My $.02 on the raging devfs debate

Anthony Barbachan (barbacha@Hinako.AMBusiness.com)
Mon, 11 Oct 1999 02:58:07 -0400


A few devil's advocate points that the devfs folks should consider.

The DEVFS supporters keep saying that devfs creates device entries on the
fly and that this simplifies use.

Ok. First, I like this feature. However does this feature really
require DEVFS? Couldn't the currently device registration code be modified
to automatically create missing device entries? Might this not be a
simpiler and more backwardly compatable approach to acheive this feature?
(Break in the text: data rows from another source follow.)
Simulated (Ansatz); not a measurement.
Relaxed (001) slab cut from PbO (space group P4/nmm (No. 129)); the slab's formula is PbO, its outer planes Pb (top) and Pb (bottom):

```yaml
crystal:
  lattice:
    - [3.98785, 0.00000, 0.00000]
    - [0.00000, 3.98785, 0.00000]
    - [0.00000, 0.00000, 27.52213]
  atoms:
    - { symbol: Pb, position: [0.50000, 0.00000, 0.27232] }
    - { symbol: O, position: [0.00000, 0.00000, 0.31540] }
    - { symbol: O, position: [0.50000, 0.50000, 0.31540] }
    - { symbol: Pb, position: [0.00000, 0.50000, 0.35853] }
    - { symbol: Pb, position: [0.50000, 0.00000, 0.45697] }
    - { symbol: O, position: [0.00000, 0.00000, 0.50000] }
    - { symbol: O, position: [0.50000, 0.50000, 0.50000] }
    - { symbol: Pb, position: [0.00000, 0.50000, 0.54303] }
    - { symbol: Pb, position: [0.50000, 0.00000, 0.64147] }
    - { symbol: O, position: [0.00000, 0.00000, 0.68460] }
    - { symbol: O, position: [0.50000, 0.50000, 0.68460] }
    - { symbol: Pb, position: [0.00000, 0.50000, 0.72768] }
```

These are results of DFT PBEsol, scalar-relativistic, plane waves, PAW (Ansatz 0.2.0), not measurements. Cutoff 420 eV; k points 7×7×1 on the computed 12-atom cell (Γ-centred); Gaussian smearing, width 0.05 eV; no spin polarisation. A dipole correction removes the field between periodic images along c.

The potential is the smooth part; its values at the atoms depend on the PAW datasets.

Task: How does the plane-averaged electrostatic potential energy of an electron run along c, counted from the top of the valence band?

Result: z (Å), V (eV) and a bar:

The DEVFS supporters keep touting that the SCSI naming problem is resolved
by DEVFS.

Ok. I like being able to address SCSI devices by their target ID's too.
However wouldn't it be simplier to just modify the SCSI drive,tape,CDROM,etc
drivers to have their devices hardcoded to /dev/scsi/c0t0d0 and so on?
Furthermore I think being able to mount volumes by volume labels is a
better solution to the SCSI reordering problem. All the main filesystems
already have volume labels, ext2, FAT, VFAT, FAT32, iso9660 so for most
setups this solution works perfectly and also happens to be more
administrator friendly. In reality only the CD's wouldn't be able to use
this very well since they are removable, but in that case perhaps mounting
could be allowed by the CDROM model or serial number. In any case the drive
reordering problem is more likely to be a problem when mounting drive
partitions not CDROM's since that could be easily fixed after bootup.
By the way the /dev/scsi/c0... setup is not optimal for direct
addressing either as a controller change or addition can still mess things
up badly. A better solution may be for SCSI drivers to make a directory
under /dev == to the driver name plus an incrimenting number such as
/dev/aic7xxx0 and then make device files per existing device under that new
directory such as t0, t1, t2.

DEVFS removes the clutter from /dev.

Well if the device registration code automatically created device file
when they were missing then you could literally do a rm /dev/* and reboot.
Upon bootup and future use only those devices detected would be created.
After their creation permissions could be adjusted and preserved just like
in the traditional setup.

Automatic notification of when devices are added and removed.

Like the features listed above, I like this feature too. However does
this really require an all or nothing approach? The pro-devfs arguments
seam to say if you want one or more of these features you must take all of
devfs. What if I wanted one or more of these features more not the entire
devfs running on my system?

Assorted questions.

Do we really want an external deamon handling something so OS important
and specific as device handling? Doesn't this add a memory footprint and
well as CPU usage to low memory systems, embedded ones, etc? What if Joe
User, who happen to run his own single user Linux box on low end hardware,
disables the loading of devd to save memory and reboots and now his system
isn't running this now necesary deamon?

On the limitation of the the 16bit major and minor numbers and it being
solved by devfs, what is wrong with moving to a 32bit major and minor number
instead. Beside which are we really in danger of running out of major and
minor numbers? Each has 65K of distinct possibilities and when combined
that goes to 4G of distinct devices.

Even though this isn't brought up much I remember before people saying
that devfs says disk space used by device files. Couldn't our future
filesystem be modified to store device files more efficiently?

Do we really want two completely different means of handling devices
under Linux? And also is the need really that great to necessitate a move
away from the traditional means of handling files through standard device
files?

Does the world have to be changed to use devfs? For example does the
need for SCSI and USB for the thousands of connected devices for direct
addressing and handling require that everything else also be changed?
Floppies, Parallel Ports, Serial Ports, IDE devices, and many more all
already are directly addressed in the current setup and also happen to be
limited in number by design. None of these need changing (at least not
massive changing, maybe a small addition here and there) and will not in the
foreseeable future, so why mess with them. They already work and work well.